Five out of every 1,000 New Yorkers are homeless, according to a recent report from the state Comptroller's Office. That number is more than double the national rate.

Spectrum News 1 looked into how counties in New York are working to get people off the streets and into homes.

Continuum of care, or COC, is a communitywide planning approach designed to promote the goal of ending homelessness. It’s typically a coalition of human service agencies from a given county or group of counties as designated by the U.S. Department of Housing and Urban Development (HUD).

While the approach is applauded by most advocates, there are challenges and they vary from place to place.

“Part of the philosophy with continuum of care is there is no wrong door,” said Maggie Fronk, CEO of Wellspring. 

Collaboration is among the most appreciated takeaways from COC.

“The health of a community is determined by how we treat our most vulnerable,” Fronk said.

Right now, the federal government considers rent costing 30% or less of one’s income as affordable.

“There are actually multiple definitions of what would be considered affordable housing,” said Lindsey Connors, housing and support services associate executive director at RISE.

Advocates say those definitions vary from county to county, which is not always taken into consideration by HUD.

“When they look at income for Saratoga, they’re also looking at the income and availability of apartments in Albany, Troy and Schenectady,” Connors said.

Advocates say it’s detrimental to their work in transitioning an individual out of a shelter.

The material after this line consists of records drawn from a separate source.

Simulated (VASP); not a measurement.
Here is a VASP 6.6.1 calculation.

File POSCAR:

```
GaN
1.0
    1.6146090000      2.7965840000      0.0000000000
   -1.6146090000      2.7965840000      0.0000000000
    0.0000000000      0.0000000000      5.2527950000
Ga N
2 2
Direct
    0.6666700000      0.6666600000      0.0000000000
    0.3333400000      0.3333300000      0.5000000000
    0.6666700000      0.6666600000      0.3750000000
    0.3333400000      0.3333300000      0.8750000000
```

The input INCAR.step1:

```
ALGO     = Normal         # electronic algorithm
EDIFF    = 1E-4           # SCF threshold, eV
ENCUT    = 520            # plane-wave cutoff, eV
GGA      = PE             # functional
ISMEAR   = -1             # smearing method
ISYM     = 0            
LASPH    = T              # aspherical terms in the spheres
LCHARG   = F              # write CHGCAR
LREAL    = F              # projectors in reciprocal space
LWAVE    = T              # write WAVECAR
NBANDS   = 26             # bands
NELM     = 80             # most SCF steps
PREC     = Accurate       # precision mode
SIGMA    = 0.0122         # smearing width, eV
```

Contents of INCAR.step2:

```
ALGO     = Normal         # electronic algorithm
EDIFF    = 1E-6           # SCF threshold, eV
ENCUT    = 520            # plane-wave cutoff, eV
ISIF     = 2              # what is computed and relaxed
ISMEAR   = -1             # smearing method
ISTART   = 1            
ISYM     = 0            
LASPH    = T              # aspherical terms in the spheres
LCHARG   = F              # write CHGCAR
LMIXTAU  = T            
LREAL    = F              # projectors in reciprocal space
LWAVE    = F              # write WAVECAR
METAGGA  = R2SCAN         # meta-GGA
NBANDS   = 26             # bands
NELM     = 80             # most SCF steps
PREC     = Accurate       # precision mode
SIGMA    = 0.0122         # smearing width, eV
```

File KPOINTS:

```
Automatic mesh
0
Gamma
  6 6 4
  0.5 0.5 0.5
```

“We have to find apartments within the fair market rent, and that can be very, very difficult,” Fronk said.

Not to mention an apartment near a reliable transportation.

“There are very limited areas in our county that are on a bus line and finding affordable housing there can take us months,” Fronk said.

The lack of infrastructure is another hurdle that appears to be more common across all COCs.

“The number of straight homeless folks doubled since last year,” said Amy LaFountain, executive director of Joseph’s House & Shelter.

LaFountain leads a human services organization working to create relationships with it’s local housing authority and landlords to ensure a variety of options.

“Not every housing situation is going to have a white-picket fence around it, but we need rooming houses, we need programs, we need vouchers, we need affordable apartments,” LaFountain said.

Homeless advocates also say there needs to be more work put into community education when it comes to homelessness.

“I think when we look at the systemic, the conversation can shift because it’s less about personal choice and more about the systems at play in our communities,” said Kristen Giroux, COO of the Interfaith Partnership for the Homeless.

Some organizations are trying to find alternative sources of funding and more municipal support.

“When we’re talking about things, like the idea of inclusionary zoning comes up again, that would be something we’d jump on and support,” Connors said.

Asked about some of the concerns raised, HUD didn’t address any of them directly, but pointed to how it’s expanded housing vouchers and the agency’s ability to certify an individual’s eligibility for such assistance.